ByFrank Fields, writer at
Storyteller. World builder. Bant loyalist. My life for Aiur, Magic, and esports.

Whether it's games, books, anime, or otherwise, Pokémon has generally been aimed at kids first and adults second, and Pokémon Sun and Moon is no different. While of course there are some references, jokes, and language that will go over their heads, in general children as young as 6 years old could make their way through Alola without much trouble.

The Interface Is Readable For Kids

As far as interfaces go, this is probably the best Pokémon title yet. The writing is large, colors are bright, indications are clear, and it's pretty easy to see what's going on and any time. There are even helpful reminders about what types of attacks are effective against other types of Pokémon.

This is an enormous improvement over predecessors as before, mastering different attack types required in depth memorization of increasingly large charts of all the different types of Pokémon to understand how to switch on the fly. So if you can't remember that Grass is Super Effective against Water, now the interface will remind you of that, so you don't make the mistake of putting your Litten out against Water types.

Mature Themes Are Largely Absent

The game is rated E, and while the ESRB sometimes has to make the hard decision about which side of the line to land on with ambiguously rated games, this is not one of those instances; the game is truly friendly for everyone. The cast of characters (both hero and villain) is diverse, and dressed appropriately, there isn't any foul language, and even some of the adult themes that you might see occasionally in a Pixar movie aren't present in Pokémon Sun and Moon.

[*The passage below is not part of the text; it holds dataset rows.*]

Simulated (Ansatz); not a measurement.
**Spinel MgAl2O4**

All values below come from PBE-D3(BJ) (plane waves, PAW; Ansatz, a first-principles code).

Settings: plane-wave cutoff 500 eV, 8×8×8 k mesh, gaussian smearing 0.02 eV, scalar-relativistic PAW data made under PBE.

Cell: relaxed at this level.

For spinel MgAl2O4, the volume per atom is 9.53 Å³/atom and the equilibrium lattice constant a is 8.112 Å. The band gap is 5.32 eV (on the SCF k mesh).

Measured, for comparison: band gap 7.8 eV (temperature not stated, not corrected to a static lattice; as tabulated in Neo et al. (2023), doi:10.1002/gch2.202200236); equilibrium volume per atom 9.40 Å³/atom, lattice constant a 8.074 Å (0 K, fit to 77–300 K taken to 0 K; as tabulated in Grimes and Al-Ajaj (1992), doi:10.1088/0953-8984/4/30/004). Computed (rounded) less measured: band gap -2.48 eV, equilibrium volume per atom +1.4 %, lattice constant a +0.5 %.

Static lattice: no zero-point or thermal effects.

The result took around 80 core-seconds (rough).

Some of the language might go over kids heads depending on their age, but given context clues of conversations, it'll still be very clear what they need to do and what's expected given any situation. In general, the concept of "gotta catch 'em all" is fairly universal and doesn't require much explanation. While some of the puzzles that exist in Pokémon are intellectually challenging, this isn't something that kids usually struggle with.

Combat And Fighting Are Tastefully Done

Of course, like any Pokémon game, there is a lot of fighting. But like always, handles it well. There is no blood throughout the game, nor does it really show any types of real injury on the Pokémon who do get hurt. There are animations of Pokémon being knocked out that are tastefully done, and none of the fighting could be considered violent or visceral.

Overall, while one of the core mechanics of the game is you vs. an opponent (be it another trainer or a wild Pokémon), none of that ever becomes disturbing or graphic, and is as tastefully done as combat could be done in a video game.

The game is extremely kid friendly, and it's safe to say that Pokémon Sun and Moon can be enjoyed by virtually every member of the family. Make sure to grab different versions for each person so you can do trades and catch 'em all!